You might protest, though, that this lapse into a sermon provides you with nothing terribly concrete for managing your day-to-day social media interactions. Luther’s insights are often more useful for ferreting out our secret attempts at self-justification and proclaiming the abundant grace of the Gospel than for giving specific ethical advice. And so here is worth returning to Thomas, where we began.
If you want to avoid vainglory, Thomas says, you cannot seek approbation for unworthy things or from unworthy people or for motives other than love of God and neighbor. Imagine what it would be like to be freed to use social media in this way! To not care whether a post ‘does numbers’, to avoid the moral coarsening of the dunk or cheap shot, to engage in public for the honor and glory of God and your fellow humans. If you are anything like me, you breathed a sigh of relief when imagining it – a clear sign if there ever was one that too much of our attention and self-perception is wrapped up in the quest for vainglorious social media “success.” Make no mistake: the very structure of these platforms themselves (perhaps above all the ‘Like’ button) and the culture that the structure has generated militate against using social media as we should. But only then would we able to save the genuine goods of the connection that these platforms enable from the built-in flaws that threaten to overwhelm them.
And although it may be difficult to use social media in this way, it is hardly impossible. In fact, you are probably already doing so: think about the times that social media use has felt the most healthy, most fun, most life-giving? What have those times been like? For me, at least, this has happened in the moments when the obsessive self-fashioning that social media encourages falls away and I just found myself learning from or joking around with or bouncing ideas off a brilliant and fascinating set of people from around the world, making friends who I would never otherwise encounter. And in these moments, social media really does feel like a gift. I got married in August of last year. Many of the people at my wedding - from my now wife to the ministers who married us to a number of the people in the pews - were there precisely because of moments just like that, through relationships born and nurtured through the very same media that so often tempt me to vainglory. And while some may with good reason judge that, for them, the moral (and other) risks of social media outweigh its benefits, for me these moments of real gift are reason enough to stay logged on, even as I seek to use it more virtuously.
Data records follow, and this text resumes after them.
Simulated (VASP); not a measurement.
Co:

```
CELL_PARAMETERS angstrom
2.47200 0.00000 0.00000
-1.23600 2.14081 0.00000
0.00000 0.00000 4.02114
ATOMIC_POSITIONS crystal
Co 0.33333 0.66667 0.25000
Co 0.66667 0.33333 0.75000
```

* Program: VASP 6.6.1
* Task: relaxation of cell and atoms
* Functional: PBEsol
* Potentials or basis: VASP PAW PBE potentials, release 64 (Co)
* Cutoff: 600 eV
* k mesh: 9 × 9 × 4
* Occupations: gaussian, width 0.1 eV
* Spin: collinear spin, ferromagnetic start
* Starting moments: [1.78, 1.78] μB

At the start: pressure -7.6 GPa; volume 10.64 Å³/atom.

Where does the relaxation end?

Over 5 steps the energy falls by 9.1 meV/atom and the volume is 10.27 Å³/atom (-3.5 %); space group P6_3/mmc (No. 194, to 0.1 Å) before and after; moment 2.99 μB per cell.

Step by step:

So if one has decided to stay online, what concretely should one post about? You could do much worse than taking the advice that St. Paul wrote in his letter to the Philippians: “whatsoever things are true, whatsoever things are honest, whatsoever things are just, whatsoever things are pure, whatsoever things are lovely, whatsoever things are of good report; if there be any virtue, and if there be any praise, think on these things.” Not only think about them, but post about them too. Do so not because you will thereby prove to yourself and to the world that you are good. Do so because it is a fitting use of the freedom from proving you are good that God so freely gives you, a freedom that allows you to make social media not a vainglory machine but a means of fostering connection, friendship, even love.
Thanks for this reflection, Ben. Enjoyed. Seems to me (non-algorithmic) Substack is one of the better online places to have genuine conversations and make benevolent connections. Wholeheartedly agree about the dangers of false affirmation in likes, and the obsession with views. There’s something really sinister in the wilful twisting of our natural need to be affirmed. Just assume I’ve sent a heart.
Also, it must be my imagination, but did Caravaggio presciently paint Donald Trump into the water?